Trump, Seeking To Hold Jack Smith at Bay, Turns to Fani Willis for Help

The former president, in an unusual request, asks the district attorney to reach out to the special counsel.

AP/Jose Luis Magana
Special Counsel Jack Smith speaks to reporters on June 9, 2023, at the District of Columbia. AP/Jose Luis Magana

The request by President Trump that the district attorney of Fulton County, Fani Willis, contact Special Counsel Jack Smith, throws into sharp relief the strange bedfellows generated by the former president’s byzantine legal predicaments.

Both Ms. Willis, a state prosecutor, and Mr. Smith, a federal one, are prosecuting Mr. Trump for efforts to overturn the 2020 presidential election. The special counsel’s case is against Mr. Trump alone, while Ms. Willis, in a sprawling racketeering indictment, is levying charges against 18 others alongside the former president.  

Now, in a motion filed to Judge Scott McAfee at Atlanta, Mr. Trump asks Ms. Willis to contact Mr. Smith with the goal of obtaining evidentiary materials that could then be shared, via discovery, with the legal team defending Mr. Trump in Georgia. It appears that the former president believes that the material gathered at the District of Columbia could help him at Fulton County. 

In a statement to the Atlanta Journal-Constitution, an attorney for Mr. Trump, Steven Sadow, explains that his client is “seeking fair and reasonable means to protect his right to due process of law under the U.S. and Georgia Constitutions.” He adds that securing access to “relevant discovery contained in the files of the Special Counsel’s Office in D.C. will further support President Trump’s defense and make clear his innocence in the Fulton County case.”

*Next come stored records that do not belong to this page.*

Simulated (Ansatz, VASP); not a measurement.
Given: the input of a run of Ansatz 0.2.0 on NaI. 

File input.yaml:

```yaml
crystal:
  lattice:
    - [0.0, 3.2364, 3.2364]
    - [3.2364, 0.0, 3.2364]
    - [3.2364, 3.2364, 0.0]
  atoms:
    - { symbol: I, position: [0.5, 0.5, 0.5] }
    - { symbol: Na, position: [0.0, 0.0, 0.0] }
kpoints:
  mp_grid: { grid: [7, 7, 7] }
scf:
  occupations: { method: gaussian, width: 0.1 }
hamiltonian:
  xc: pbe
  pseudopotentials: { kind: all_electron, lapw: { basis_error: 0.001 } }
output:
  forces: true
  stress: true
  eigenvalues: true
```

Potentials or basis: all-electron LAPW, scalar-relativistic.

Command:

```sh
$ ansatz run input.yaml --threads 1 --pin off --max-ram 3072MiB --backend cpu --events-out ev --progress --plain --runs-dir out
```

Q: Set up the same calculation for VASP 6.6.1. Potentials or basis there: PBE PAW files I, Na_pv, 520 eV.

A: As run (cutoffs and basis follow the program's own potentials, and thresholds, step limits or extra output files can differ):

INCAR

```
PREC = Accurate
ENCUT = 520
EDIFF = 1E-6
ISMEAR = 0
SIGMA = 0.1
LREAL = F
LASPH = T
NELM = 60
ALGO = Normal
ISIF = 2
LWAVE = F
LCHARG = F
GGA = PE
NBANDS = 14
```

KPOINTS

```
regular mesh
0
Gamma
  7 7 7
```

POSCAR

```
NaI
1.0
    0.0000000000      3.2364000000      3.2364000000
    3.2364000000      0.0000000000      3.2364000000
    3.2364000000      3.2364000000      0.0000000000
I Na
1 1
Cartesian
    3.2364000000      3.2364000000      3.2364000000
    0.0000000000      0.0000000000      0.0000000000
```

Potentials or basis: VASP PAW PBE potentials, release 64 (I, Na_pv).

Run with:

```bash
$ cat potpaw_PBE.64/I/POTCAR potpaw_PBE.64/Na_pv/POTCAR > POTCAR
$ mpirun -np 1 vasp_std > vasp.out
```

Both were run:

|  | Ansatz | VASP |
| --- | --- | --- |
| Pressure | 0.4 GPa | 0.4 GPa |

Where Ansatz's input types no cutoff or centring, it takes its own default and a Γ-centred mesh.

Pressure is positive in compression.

Mr. Sadow explains to Judge McAfee that he attempted to reach out to Mr. Trump’s District of Columbia-based counsel, but was told that they could not share discovery material with him because of a protective order imposed by Judge Chutkan. That decree, which Mr. Trump opposed, comes at the request of Mr. Smith, who worries that the former president will broadcast the sensitive materials. 

If Mr. Smith forwarded the materials — Mr. Sadow notes that he does not yet want the records themselves, but just a list of what has been compiled thus far  — to Ms. Willis, though, they would escape Judge Chutkan’s jurisdiction. The district attorney, or so the strategy goes, would then be obligated to produce them to Mr. Trump.

That requirement is constitutional, derived from the 14th Amendment’s promise of due process as interpreted by a Supreme Court case, Brady v. Maryland. It rests solely with the government, which is mandated to turn over all material evidence that could be exculpatory for the defendant. It is no excuse to say that the defendant did not request it first. 

The Department of Justice, which employs Mr. Smith, in an “FBI Law Enforcement Bulletin,” explains that the requirement “imposes a substantial burden on police and prosecutors to be alert to the existence of such evidence and to be sensitive to their duty to disclose.” A violation of this duty results in charges being dropped. 

Judge Chutkan’s protective order means that Mr. Trump’s attorneys in Mr. Smith’s case cannot share those materials with the former president’s attorneys in his other legal matters. Mr. Sadow’s request for materials “relating to witnesses the DA’s office may call at trial or bearing on factual issues raised by the charges in the indictment likely to be in dispute at trial” testifies to the overlap between the cases. 

Mr. Sadow suggests that the request that Mr. Smith and Ms. Willis open an evidentiary channel be discussed at a hearing scheduled for December 1. The district attorney has proposed an August 5 trial date for Mr. Trump and his co-defendants, a timeline to which Mr. Sadow has objected to as unduly hasty. Mr. Smith’s trial before Judge Chutkan is set for March 4.    

Ms. Willis and Mr. Smith do not appear to have an extensive history. In July, Ms. Willis told an Atlanta radio station, WABE, that “I don’t know what Jack Smith is doing and Jack Smith doesn’t know what I’m doing. “In all honesty, if Jack Smith was standing next to me, I’m not sure I would know who he was. My guess is he probably can’t pronounce my name correctly.”